Maurice Crul is a professor of Sociology at the VU University in Amsterdam and the Erasmus University in Rotterdam. His most recent books include The Changing Face of World Cities co-authored with John Mollenkopf and Superdiversity. A New Vision on Integration. He is international chair of the IMISCOE network. Last year he was a distinguished guest professor at the Advanced Research Collaborative of CUNY in New York.
Stefan Lindemann is currently Sector Economist for Peace and Security at KfW Development Bank and an Associate Research Fellow at the GIGA Institute of African Affairs. He was previously a Research Fellow at the Max Planck Institute for the Study of Religious and Ethnic Diversity and an Associate Lecturer at the Department of Political Science of the Georg-August-Universität Göttingen. He holds a PhD in Development Studies from the London School of Economics and Political Science (LSE) and a German-French Double Master in Political Science from the Freie Universität Berlin and the Institut d’Etudes Politiques de Paris (IEP). Stefan is interested in a broad range of peace and security related issues, with a particular focus on ethnic armed conflict. His work has been published in journals such as African Affairs, Commonwealth & Comparative Politics, Third World Quarterly, Conflict, Security & Development, and Global Environmental Politics, among others.
Charles Husband is Professor of Social Analysis at the University of Bradford. Jörg Hüttermann is Research Fellow at the Max Planck Institute for the Study of Religious and Ethnic Diversity (MMG), Department of Socio-Cultural Diversity, Göttingen.
Suzanne Hall is an urban ethnographer, and has practised as an architect in South Africa. She is an Assistant Professor in the Department of Sociology and Researcher at LSE Cities, London School of Economics and Political Science. Her research and teaching interests are foregrounded in local formations of global urbanisation, particularly, urban migration and migrant mico-economies, urban multiculture and civility, ethnography and visual methods. She currently leads a research project on ‘Ordinary Streets’, focusing on migrant economies and urban space.

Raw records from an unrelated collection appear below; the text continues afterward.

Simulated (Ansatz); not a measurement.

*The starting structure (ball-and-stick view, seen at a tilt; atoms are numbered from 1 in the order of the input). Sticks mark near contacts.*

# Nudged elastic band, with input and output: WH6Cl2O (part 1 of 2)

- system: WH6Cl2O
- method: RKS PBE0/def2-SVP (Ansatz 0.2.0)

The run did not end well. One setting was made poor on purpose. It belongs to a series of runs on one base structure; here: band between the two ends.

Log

Alison Dundes Renteln is Professor of Political Science at the University of Southern California where she teaches Law and Public Policy with an emphasis on international law and human rights. She holds joint appointments in Anthropology, the Price School of Public Policy, and the Gould School of Law. A graduate of Harvard (History and Literature), she has a Ph.D. in Jurisprudence and Social Policy from the University of California, Berkeley and a J.D. from the USC Gould School of Law. She has served as Director of the Jesse Unruh Institute of Politics, Vice-Chair, and Chair of the Department of Political Science. In 2005 she received the USC Associates Award for Excellence in Teaching (campus-wide). In Fall 2013 was a fellow at the Center for Advanced Study in the Behavioral Sciences at Stanford University where she conducted research on incentives for civic engagement including the legal duty to rescue. In Spring 2014 she will be a Human Rights Fellow at the School of Advanced Study at the University of London.
Oliver Bakewell is Co-Director and James Martin Fellow at the International Migration Institute (IMI), University of Oxford. His current research focuses on migration, diasporas and global development; social theory and migration; African migration and borderlands. He holds a PhD and MSc in Development Studies and a BA in Mathematics.